Hawaii recognizes constitutional right to safe climate and environment

Hawaii’s highest court took an important step in December to hold the state’s agencies accountable for transitioning away from fossil fuels as it affirmed the state’s constitutional right to a clean environment. The ruling cheered environmental activists at the end of an otherwise stressful year, writes Dana Drugmand.

members of the Hawaii government, energy utility and military smiling in front of a large array of solar panels

The Department of the Navy, Pacific Energy Solutions, Hawaiian Electric Company and the Hawaii State Energy Office celebrated the completion of a 14.3 megawatt (MW) direct current (DC) solar facility. (Photo by NAVFAC, edited, CC BY 2.0)

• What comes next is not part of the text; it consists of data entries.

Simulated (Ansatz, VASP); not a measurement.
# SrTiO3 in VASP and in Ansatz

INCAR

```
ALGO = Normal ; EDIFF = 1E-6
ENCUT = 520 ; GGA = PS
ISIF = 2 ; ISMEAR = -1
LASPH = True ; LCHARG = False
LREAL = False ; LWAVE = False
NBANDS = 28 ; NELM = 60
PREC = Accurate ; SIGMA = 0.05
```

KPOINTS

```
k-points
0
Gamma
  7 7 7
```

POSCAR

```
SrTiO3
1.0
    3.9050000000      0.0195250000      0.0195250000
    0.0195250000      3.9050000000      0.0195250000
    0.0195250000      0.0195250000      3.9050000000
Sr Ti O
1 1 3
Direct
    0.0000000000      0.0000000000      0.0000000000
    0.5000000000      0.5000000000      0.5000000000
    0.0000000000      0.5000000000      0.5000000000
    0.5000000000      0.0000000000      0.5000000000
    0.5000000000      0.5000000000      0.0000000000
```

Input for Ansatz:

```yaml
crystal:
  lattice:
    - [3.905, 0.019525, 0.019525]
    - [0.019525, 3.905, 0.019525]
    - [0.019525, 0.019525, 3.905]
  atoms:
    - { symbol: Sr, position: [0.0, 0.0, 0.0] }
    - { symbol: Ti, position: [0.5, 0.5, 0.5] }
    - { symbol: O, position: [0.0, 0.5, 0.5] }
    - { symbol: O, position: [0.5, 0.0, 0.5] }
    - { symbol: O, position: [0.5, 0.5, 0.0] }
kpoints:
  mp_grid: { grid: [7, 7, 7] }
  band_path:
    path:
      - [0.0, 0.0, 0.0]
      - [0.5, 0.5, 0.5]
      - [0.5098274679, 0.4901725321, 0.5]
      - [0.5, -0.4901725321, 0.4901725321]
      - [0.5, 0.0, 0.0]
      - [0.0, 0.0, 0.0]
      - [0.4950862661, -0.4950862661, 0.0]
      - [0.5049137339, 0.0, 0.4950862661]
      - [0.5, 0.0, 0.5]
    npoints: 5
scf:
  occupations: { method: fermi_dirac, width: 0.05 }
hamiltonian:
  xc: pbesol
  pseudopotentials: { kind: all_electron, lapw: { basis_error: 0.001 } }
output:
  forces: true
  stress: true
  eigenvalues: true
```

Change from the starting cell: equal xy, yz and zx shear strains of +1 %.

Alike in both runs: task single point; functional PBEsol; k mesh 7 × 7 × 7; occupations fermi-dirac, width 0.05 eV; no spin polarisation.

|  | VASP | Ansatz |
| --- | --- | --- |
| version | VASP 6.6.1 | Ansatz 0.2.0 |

In deciding a case involving a power purchase agreement (PPA) between Maui Electric Company and Hawaiian Commercial & Sugar Company, the Hawaiian Supreme Court not only handed a a victory to the Sierra Club of Hawaii, which claimed that the state’s Public Utilities Commission had ignored citizens’ environmental rights, it gave teeth to a statute requiring the state to transition to 100 percent clean energy by 2045.

“It is vital that citizens have a seat at the table as Hawaii advances toward 100 percent clean energy,” said Earthjustice attorney Kylie Wager Cruz, who brought the case on Sierra Club’s behalf. “The Court provided much-needed confirmation that the Commission can’t simply rubber-stamp utility deals without considering and protecting the public’s constitutionally protected environmental rights.”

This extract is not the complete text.